Thinking of boarding the start-up rollercoaster? Here are some of the most important things to remember at all times.

1.     Have a powerful Message, Vision and Mission.

A “Value Proposition” through which you solve a specific customer problem that they would want to pay for. Marketing content must include the reasons for your company being in business and the challenges that it helps overcome. This is where the collective consciousness of the company will be focused on.

2.     Be thorough in understanding your industry.

Never start a business without knowing the landscape and viability of your product. Your imperatives are to know customers, competition, trends, growth and innovations in the industry. Post that, ask yourself questions like – 

∙ Will this product still be in demand 10 years down?

∙ If yes, how are the industry and ecosystem likely to change?

∙ What significant impact will this bring in the industry?

3.     Second, guess yourself and refine your ideas.

The mere presence of an idea or a business plan doesn’t guarantee the success of your start-up. There’s a lot more like developing more features and capabilities, improvising existing strategies as per the outcomes of market studies.

4.     Start small and then scale up.

Know where to focus first, have a well-thought execution plan. Break your business plan into “Short-Term, Mid-Term and Long-Term” goals. Identify the minimal requirements to get the business started and then progress one step at a time. 

5.     Think about funding and how to go about it.

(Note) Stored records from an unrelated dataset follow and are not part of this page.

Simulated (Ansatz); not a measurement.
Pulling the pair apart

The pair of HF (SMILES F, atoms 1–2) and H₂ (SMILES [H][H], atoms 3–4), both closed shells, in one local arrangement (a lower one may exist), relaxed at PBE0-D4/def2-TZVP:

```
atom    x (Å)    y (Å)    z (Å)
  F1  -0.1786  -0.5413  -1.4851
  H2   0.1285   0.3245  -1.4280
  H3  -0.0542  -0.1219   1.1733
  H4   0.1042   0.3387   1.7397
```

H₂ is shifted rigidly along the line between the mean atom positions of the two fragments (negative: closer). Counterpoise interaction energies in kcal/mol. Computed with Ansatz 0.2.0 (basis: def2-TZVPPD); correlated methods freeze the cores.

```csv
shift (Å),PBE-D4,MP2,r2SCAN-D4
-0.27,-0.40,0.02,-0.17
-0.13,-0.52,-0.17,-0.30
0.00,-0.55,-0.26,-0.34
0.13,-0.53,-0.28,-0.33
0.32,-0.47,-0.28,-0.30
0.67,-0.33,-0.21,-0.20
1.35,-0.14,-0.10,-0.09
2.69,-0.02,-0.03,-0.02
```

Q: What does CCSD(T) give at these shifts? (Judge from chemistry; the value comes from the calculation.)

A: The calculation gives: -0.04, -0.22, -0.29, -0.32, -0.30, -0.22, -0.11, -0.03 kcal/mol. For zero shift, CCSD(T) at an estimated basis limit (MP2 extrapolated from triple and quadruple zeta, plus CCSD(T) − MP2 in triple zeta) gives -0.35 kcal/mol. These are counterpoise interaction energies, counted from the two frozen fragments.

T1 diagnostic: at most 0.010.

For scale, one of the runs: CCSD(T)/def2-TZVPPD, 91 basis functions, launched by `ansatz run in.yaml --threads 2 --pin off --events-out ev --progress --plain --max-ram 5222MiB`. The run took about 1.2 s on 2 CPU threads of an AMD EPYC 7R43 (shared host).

Every aspect of a start-up business is meticulous planning. As far as funding goes, here are some of the usual approaches – 

∙ Bootstrapping your company.

∙A business loan.

∙         VC or Angel Investor.

It is wise NOT to take a loan or a VC route until absolutely necessary. Manage “Seed Capital” yourself, this way you eliminate accountability towards a lender and foster passion to succeed due to self-funding. Also, VC’s and lenders give a lot more credit to entrepreneurs making those initial efforts in getting the business afloat.

6.     The “Name” says a lot.

There are many Android phones but only one “iPhone”! Don’t get me wrong! It’s not just the name that carries the business through but it has a significant impact. Pick the kind of name that is short and relevant to your value proposition. Think for a moment, will my customers relate to it? And, this exercise is futile without knowing how to market and building an impactful story.

7.     Surround yourself with the right people.

Most new entrepreneurs fail to understand that they can’t do it all by themselves. They drive their businesses into the ground due to lack of trust and the right people. Remember, this is a team effort, trusting people and delegating responsibilities builds loyalty.  Establishing “Core Values” of your company early is a great way to provide an operational and ethical framework for everyone.

Solve a problem, due diligence, optimize, trust your people, grow leaders. A successful start-up is an outcome of many things done right.